Thursday, August 7, 2008

>Louise Glück's "Before The Storm"

>“Before The Storm,” The New Yorker, 8.4.08

“Before The Storm” is a consistent Glück poem: the tone is subdued, almost flat; the diction is sharp but simple; and, the sentiment is forebodingly dangerous. What makes it different than much of her other—really of her earlier—work is that the “I” and “you” often so terribly present is more or less absent here; in fact, the speaker remains anonymous, though clearly she’s intimately knowledgeable of the scene. The “you” remains equally anonymous. As a consequence, “Before the Storm” works on a much less personal level than many of Glück’s other poems. Her distanced observer, however, makes the poem no less intimate.

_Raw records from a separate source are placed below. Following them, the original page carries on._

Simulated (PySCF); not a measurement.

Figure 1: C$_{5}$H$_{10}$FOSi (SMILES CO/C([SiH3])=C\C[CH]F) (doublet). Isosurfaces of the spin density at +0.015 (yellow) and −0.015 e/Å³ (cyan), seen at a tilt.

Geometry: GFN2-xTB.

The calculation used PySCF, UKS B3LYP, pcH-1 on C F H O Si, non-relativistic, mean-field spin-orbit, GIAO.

The story, here, is that a big storm is coming, something on par with a hurricane, and that it will last “perhaps ten hours all together” after which “the world as it was cannot return.” We have myriad signs that the storm is approaching, that it will be devastating—the world will be changed, we can sense the tempest from a distance, which suggests its magnitude—but we do nothing to heed the signs. Or, perhaps we notice the signs, but they reach beyond the fail-safe point: nothing can be done except weather (pardon me) the weather.

The storm in the poem remains vague enough to become a stand-in for many, many other things, and with my environmental leanings, it’s difficult for me not to read the poem in the chic fashion of the Green Movement. The first line stages a typical (dare I say American?) perspective, complete with a near total lack of foresight: “Rain tomorrow, but tonight the sky is clear, the stars shine.” Well, whoop-dee-do! As long as the world is right, as long as the Heavens shine brightly on we believers, then little harm can come to any of us. But, as the poem continues in lines two and three, “Still, the rain’s coming, / maybe enough to drown the seeds.” Lack of foresight or not, we’re in for a long night. As with much of the poem, these line are tonally honest and brutally straightforward, even boring in their way, which heightens the drama of the conflict without becoming melodramatic or waxing poetic. There’s a definite schism between content and tone, and the result, for me, is fear.

Other details heighten my anxiety for the poem’s pastoral landscape and beyond. Not only are the seeds, which suggest spring and new life, about to be ruined, and thus the future crop and all that would follow (food, money, next year’s seeds, etc.,—cascading repercussions), “the ram, the whole future” is missing, “tomorrow there’ll be blood in the grass….dawn won’t come…the world beyond the night remains a mystery.” These are portentous forecasts. There’s potential for rack and ruin, here. But, while the storm may be unavoidable, the poem heavily implies it could be better endured by paying attention and heeding warnings—“[t]his far from the sea and still we know these signs”—than it will be. Eden is about to be sacked? Let’s avert our eyes to the stars’ eternal beauty and pretend nothing’s going to happen. It reminds me of the last moments of the isle of High Brazil from the cult classic Erik the Viking. As the island is sinking, Erik (Tim Robbins) pleads with the island society’s king (Terry Jones of Monty Python fame) that it is, in fact, only seconds from being submerged along with the king and his people. Jones replies with something to the effect of No, it isn’t; no, we’re not.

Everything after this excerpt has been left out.